Abstract set

[mlangiu]

Is there any way to represent abtract sets in Sympy?

x = Symbol('x')
X = AbstractSet('X')  # Doesn't exist

Use cases could be sth. like:

set_membership = x in X  # Expecting symbolic representation x \in X here
set_membership.subs(X, FiniteSet(x, y, z))  # True
set_membership.subs(X, FiniteSet(1, 2, 3))  # False

abstract_sum = sympy.Sum(x, x in X)  # Expecting abstract summation here
abstract_sum.subs(X, {1, 5, 6})  # 12

[oscarbenjamin]

There is not. It would be good to have a SetSymbol for this.

[mlangiu]

Too bad... Thanks for the quick reply! Then I suppose I close this issue or do you want to leave it open for reference?

[sylee957]

Yes, I have also had such inconvenience

But I wonder what kind of APIs would be needed to represent abstract sets in the texts I'd have some ideas like

1. An abstract set symbol without cardinality
2. A set symbol defined with cardinality
3. A finite set symbol with cardinality, and set elements which are assumed to be distinct

[oscarbenjamin]

I would imagine that a SetSymbol could have a few properties like is_finite, is_countable, is_empty. Perhaps cardinality can represent all of those if it can be a symbol.

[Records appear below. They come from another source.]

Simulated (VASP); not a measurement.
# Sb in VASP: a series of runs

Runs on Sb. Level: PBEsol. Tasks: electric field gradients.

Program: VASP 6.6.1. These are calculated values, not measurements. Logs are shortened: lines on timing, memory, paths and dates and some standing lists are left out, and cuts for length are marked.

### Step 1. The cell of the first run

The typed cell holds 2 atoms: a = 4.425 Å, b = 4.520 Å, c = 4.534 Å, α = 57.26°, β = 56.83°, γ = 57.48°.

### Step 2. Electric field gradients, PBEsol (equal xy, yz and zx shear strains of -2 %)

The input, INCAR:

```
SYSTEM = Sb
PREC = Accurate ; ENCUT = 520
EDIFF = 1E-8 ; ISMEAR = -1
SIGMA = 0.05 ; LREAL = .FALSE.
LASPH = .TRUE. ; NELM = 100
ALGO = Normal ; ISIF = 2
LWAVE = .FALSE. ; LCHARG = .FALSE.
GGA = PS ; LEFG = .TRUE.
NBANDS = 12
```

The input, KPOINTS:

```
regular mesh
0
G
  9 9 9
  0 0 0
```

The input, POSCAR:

We should also have some way using the new assumptions with predicates like Subset(A, B), Disjoint(A, B) etc so that unions etc can be simplified with refine. We already have Contains(x, X) for "element of".

[sylee957]

@oscarbenjamin I see you mention some multi-valued predicates like Subset(A, B), but I don't see anything like that exist yet and it looks like the current architecture doesn't allows to make something like that. For example, AppliedPredicate may only work for a single arg.

[oscarbenjamin]

I mean a symbolic Boolean like Contains:

In [53]: Contains(x, Reals)                                                                                                                    
Out[53]: x ∈ ℝ

In [54]: Contains(x, Reals).subs(x, 1)                                                                                                         
Out[54]: True

[sylee957]

However, I can't see how to refine the unions with the ordinary Boolean like that. For example, refine has to use AppliedPredicate like refine(sqrt(x**2), Q.real(x)). And it looks like Q.true(x) can handle literally every boolean symbols in sympy, but it may not be a feasible way because it would be ambiguous to put the handlers for.